OLAP

Configuration

The following configurations automatically scale based on the size of CPU, memory, and storage for the cluster:

  • shared_buffers
  • max_connections
  • work_mem
  • bgwriter_delay
  • effective_cache_size
  • maintenance_work_mem
  • max_wal_size
  • effective_io_concurrency

Extensions

  • pg_stat_statements provides statistics on SQL statements executed by the database. It helps users analyze query performance and identify areas for optimization.
  • hydra_columnar is open source, column-oriented Postgres, designed for high-speed aggregate operations.
  • pg_partman simplifies and automates partitioning of large database tables. It helps manage data efficiently by dividing it into smaller, more manageable partitions.
  • pg_cron automates database tasks within PostgreSQL, enabling scheduled maintenance, recurring tasks, and interval-based SQL queries.
  • postgres_fdw provides the foreign data wrapper necessary to access data stored in external Postgres servers.
  • redis_fdw provides the foreign data wrapper necessary to access data stored in external Redis servers.
  • clerk_fdw bridges the connection between Postgres and the user management solution Clerk.
  • Extensions from Trunk can be installed on-demand.

Getting started

This guide will walk through setting up an analytical workload on Postgres using Clickbench’s “hits” dataset (representing page views on a system) and the Hydra Postgres extension.

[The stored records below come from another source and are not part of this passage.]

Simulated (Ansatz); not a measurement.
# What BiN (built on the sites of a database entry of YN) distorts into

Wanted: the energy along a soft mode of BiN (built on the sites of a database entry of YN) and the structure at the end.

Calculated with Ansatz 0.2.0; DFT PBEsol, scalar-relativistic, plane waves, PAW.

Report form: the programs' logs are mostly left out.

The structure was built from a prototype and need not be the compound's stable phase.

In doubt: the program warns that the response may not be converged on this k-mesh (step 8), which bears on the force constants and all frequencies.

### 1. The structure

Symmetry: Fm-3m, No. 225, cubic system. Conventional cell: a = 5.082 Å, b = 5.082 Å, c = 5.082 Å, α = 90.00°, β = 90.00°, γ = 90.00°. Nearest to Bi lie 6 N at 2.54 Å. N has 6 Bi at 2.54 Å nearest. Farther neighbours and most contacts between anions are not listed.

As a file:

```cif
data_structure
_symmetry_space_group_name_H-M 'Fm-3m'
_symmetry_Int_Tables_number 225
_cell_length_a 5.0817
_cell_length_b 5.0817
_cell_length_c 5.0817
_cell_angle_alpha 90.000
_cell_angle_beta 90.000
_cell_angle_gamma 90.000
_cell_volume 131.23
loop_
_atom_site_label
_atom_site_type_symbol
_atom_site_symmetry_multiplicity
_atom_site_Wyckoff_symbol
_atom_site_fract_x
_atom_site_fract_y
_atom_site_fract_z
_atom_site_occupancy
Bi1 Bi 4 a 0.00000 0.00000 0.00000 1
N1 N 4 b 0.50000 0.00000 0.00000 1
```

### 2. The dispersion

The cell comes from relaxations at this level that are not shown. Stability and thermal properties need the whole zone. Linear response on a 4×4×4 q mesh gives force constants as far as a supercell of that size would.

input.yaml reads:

This guide will demonstrate the use of both extensions in optimizing the database for analytical queries.

Create a Tembo OLAP Stack instance

Navigate to cloud.tembo.io and create a new stack. Select the “OLAP” Stack type and choose the desired instance size. This guide will function on the hobby tier, but it is recommended to use a larger instance for production workloads.

Setup

Once you’ve established a Tembo OLAP Stack instance, you can copy the connection string from the UI and execute it in your terminal.

Alternatively, you can fill in and run the following psql command:

psql 'postgresql://postgres:<your-password>@<your-host>:5432/postgres'

The columnar extension should be pre-installed and enabled on the postgres database.

postgres=# \dx columnar
              List of installed extensions
   Name   | Version | Schema |       Description
----------+---------+--------+--------------------------
 columnar | 11.1-10 | public | Hydra Columnar extension
(1 row)

Load a sample dataset

Next, download then unzip the sample dataset. It is 15GB compressed.

wget --no-verbose --continue 'https://datasets.clickhouse.com/hits_compatible/hits.tsv.gz'
gzip -d hits.tsv.gz

There are 99,997,497 records in hitz.tsv. For simplicity (and to speed up the duration of this guide), take a subset of the data.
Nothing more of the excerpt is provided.